Creating an Amazon S3 Tables catalog in the Amazon Glue Data Catalog - Amazon Lake Formation
Services or capabilities described in Amazon Web Services documentation might vary by Region. To see the differences applicable to the China Regions, see Getting Started with Amazon Web Services in China (PDF).

Creating an Amazon S3 Tables catalog in the Amazon Glue Data Catalog

Amazon S3 Tables provide S3 storage that's specifically optimized for analytics workloads, improving query performance while reducing costs. The data in S3 Tables is stored in a new bucket type: a table bucket, which stores tables as subresources. S3 tables have built-in support for Apache Iceberg standard, which allows you to easily query tabular data in Amazon S3 table buckets using popular query engines like Apache Spark.

You can integrate Amazon S3 table buckets and tables with Amazon Glue Data Catalog (Data Catalog), and register the catalog as a Lake Formation data location from the Lake Formation console or using service APIs.

For more information, see Using Amazon S3 Tables with Amazon analytics services in the Amazon Simple Storage Service User Guide.

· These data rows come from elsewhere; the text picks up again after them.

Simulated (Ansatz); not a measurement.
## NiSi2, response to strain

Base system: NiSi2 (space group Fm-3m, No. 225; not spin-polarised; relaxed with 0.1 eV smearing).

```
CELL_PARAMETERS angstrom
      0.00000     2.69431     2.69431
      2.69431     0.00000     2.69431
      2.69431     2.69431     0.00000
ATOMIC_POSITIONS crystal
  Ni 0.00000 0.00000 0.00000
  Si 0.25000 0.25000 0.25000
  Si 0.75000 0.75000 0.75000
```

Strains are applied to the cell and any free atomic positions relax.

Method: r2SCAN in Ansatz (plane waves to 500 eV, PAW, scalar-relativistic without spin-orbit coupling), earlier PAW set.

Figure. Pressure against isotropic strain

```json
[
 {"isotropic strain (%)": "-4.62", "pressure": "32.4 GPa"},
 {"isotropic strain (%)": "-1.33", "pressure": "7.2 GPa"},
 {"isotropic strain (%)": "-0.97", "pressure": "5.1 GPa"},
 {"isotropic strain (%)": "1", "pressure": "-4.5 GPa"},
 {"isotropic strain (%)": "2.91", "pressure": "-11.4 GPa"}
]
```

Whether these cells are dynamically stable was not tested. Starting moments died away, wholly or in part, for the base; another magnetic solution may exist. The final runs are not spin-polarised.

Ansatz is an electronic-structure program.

How Data Catalog and Lake Formation integration works

When you integrate the S3 tables catalog with the Data Catalog and Lake Formation, the Amazon Glue service creates a single federated catalog called s3tablescatalog in your account's default Data Catalog specific to your Amazon Web Services Region. The integration maps all Amazon S3 table bucket resources in your account and Amazon Web Services Region under the federated catalog in the following manner:

  • Amazon S3 table buckets become a multi-level catalog in the Data Catalog.

  • The associated Amazon S3 namespace is registered as a database in the Data Catalog.

  • The Amazon S3 tables in the table bucket becomes tables in the Data Catalog.

Mapping of objects between S3 Tables and Amazon Glue Data Catalog.

After integrating with Lake Formation, you can create Apache Iceberg tables in the table buckets catalog, and access them via integrated Amazon analytics engines such as Amazon Athena, Amazon EMR as well as third-party analytics engines.